I'm attempting to calculate the decision_function of a SVC classifier MANUALLY (as opposed to using the inbuilt method) using the the python library SKLearn.
I've tried several methods, however, I can only ever get the manual calculation to match when I don't scale my data.
z
is a test datum (that's been scaled) and I think the other variables speak for themselves (also, I'm using an rbf kernel if thats not obvious from the code).
Here are the methods that I've tried:
1 Looping method:
dec_func = 0
for j in range(np.shape(sup_vecs)[0]):
norm2 = np.linalg.norm(sup_vecs[j, :] - z)**2
dec_func = dec_func + dual_coefs[0, j] * np.exp(-gamma*norm2)
dec_func += intercept
2 Vectorized Method
diff = sup_vecs - z
norm2 = np.sum(np.sqrt(diff*diff), 1)**2
dec_func = dual_coefs.dot(np.exp(-gamma_params*norm2)) + intercept
However, neither of these ever returns the same value as decision_function
. I think it may have something to do with rescaling my values or more likely its something silly that I've been over looking!

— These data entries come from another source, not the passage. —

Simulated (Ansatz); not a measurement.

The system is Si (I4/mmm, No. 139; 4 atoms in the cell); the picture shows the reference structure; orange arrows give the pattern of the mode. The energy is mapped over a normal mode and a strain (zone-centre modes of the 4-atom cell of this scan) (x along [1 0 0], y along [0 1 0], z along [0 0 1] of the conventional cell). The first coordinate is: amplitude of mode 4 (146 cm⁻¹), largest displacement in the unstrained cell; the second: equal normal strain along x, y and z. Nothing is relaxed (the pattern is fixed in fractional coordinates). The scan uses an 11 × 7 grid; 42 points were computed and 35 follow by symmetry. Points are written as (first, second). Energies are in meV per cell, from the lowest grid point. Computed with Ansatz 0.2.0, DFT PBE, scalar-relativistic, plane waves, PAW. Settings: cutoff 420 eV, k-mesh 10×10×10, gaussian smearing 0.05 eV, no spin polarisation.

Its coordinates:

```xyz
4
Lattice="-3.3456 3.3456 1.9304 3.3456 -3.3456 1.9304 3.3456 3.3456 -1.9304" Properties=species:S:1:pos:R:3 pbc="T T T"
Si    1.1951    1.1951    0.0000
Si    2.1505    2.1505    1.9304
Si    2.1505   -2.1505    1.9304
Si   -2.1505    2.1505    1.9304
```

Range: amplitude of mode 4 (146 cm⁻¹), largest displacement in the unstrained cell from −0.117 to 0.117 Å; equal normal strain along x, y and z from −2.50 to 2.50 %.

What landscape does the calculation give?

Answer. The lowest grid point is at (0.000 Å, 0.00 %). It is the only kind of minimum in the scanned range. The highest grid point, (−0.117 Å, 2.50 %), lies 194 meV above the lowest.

Any help would be appreciated.
So after a bit more digging and head scratching, I've figured it out.
As I mentioned above z
is a test datum that's been scaled. To scale it I had to extract .mean_
and .std_
attributes from the preprocessing.StandardScaler() object (after calling .fit() on my training data of course).
I was then using this scaled z
as an input to both my manual calculations and to the inbuilt function. However the inbuilt function was a part of a pipeline which already had StandardScaler as its first 'pipe' in the pipeline and as a result z
was getting scaled twice!
Hence, when I removed scaling from my pipeline, the manual answers "matched" the inbuilt function's answer.
I say "matched" in quotes by the way as I found I always had to flip the sign of my manual calculations to match the inbuilt version. Currently I have no idea why this is the case.
To conclude, I misunderstood how pipelines worked.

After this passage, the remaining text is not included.